The Commerce Department said Wednesday the current account deficit rose to $108 billion in the third quarter, an increase of 10.3 percent from the second quarter. The deficit matched economists' forecasts.
The increase reflected a sharp widening of the deficit in goods as American demand for imports outpaced the rise in U.S. exports. The widening deficit was seen as evidence that the U.S. economy was beginning to rebound from the worst recession since the 1930s.
The current account is the broadest measure of trade because it includes not only trade in goods and services, which are tracked by the government on a monthly basis, but also investment flows between countries.
The figure is closely watched by economists because it is a measure of how much the country must borrow from foreigners to finance its balance of payments imbalance.
The rise in the deficit in the third quarter marked the first widening of the deficit following four consecutive quarterly declines. Those decreases reflected a deep recession which cut into Americans' demand for foreign products.
The $108 billion deficit for the third quarter represented 3 percent of the overall economy, up from 2.8 percent in the second quarter. It was the highest deficit as a percent of the gross domestic product since the current account stood at 4.3 percent of GDP in the fourth quarter of 2008. However, it was just half of the levels being run in the middle of the decade when the country was setting a string of record trade deficits.
Economists believe that the current account deficit will continue to widen next year but will not climb back to the record levels seen previously because they believe a weaker dollar will continue to help boost U.S. exports.

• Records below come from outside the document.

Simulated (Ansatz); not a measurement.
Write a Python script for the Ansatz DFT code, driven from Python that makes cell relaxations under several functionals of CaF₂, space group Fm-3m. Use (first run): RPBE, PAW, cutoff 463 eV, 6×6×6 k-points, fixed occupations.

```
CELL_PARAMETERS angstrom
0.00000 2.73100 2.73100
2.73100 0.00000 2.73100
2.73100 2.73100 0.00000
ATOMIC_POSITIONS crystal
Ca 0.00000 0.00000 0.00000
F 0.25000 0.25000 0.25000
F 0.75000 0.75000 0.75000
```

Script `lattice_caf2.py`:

For the third quarter, the deficit in goods widened to $132.1 billion, up from $115.5 billion in the second quarter. America's surplus in services, items such as airline travel, shipping and financial services, widened slightly to $34.8 billion from $34.2 billion in the previous quarter.
The surplus on investment income widened to $23.7 billion from $16.7 billion, meaning that Americans earned more on their overseas investments than foreigners earned on their U.S. investments. The deficit in unilateral transfers, the category that includes foreign aid, rose to $34.4 billion from $33.4 billion in the second quarter.
U.S. companies have been seeing export sales rise in recent months. Economists believe that continued strength in exports will be a key source of support for the economy as it struggles to emerge from the worst recession since the 1930s.
The rise in exports has been helped by a decline of about 10 percent in the value of the dollar against a group of major currencies since the U.S. currency hit a high for this year in March. A weaker dollar makes American products cheaper and thus more competitive on overseas markets.
The Federal Reserve reported Tuesday that the nation's industrial output rose 0.8 percent in November, a larger gain than economists had expected. Analysts said that part of the strength reflected the rebound many U.S. companies are enjoying in export sales.
Meanwhile, consumer prices moved higher last month, mostly reflecting more expensive energy costs. But most other prices were tame, suggesting that the sluggish economic recovery will keep inflation in check in the months ahead.
And construction of new homes, helped by better weather,following a setback in the previous month.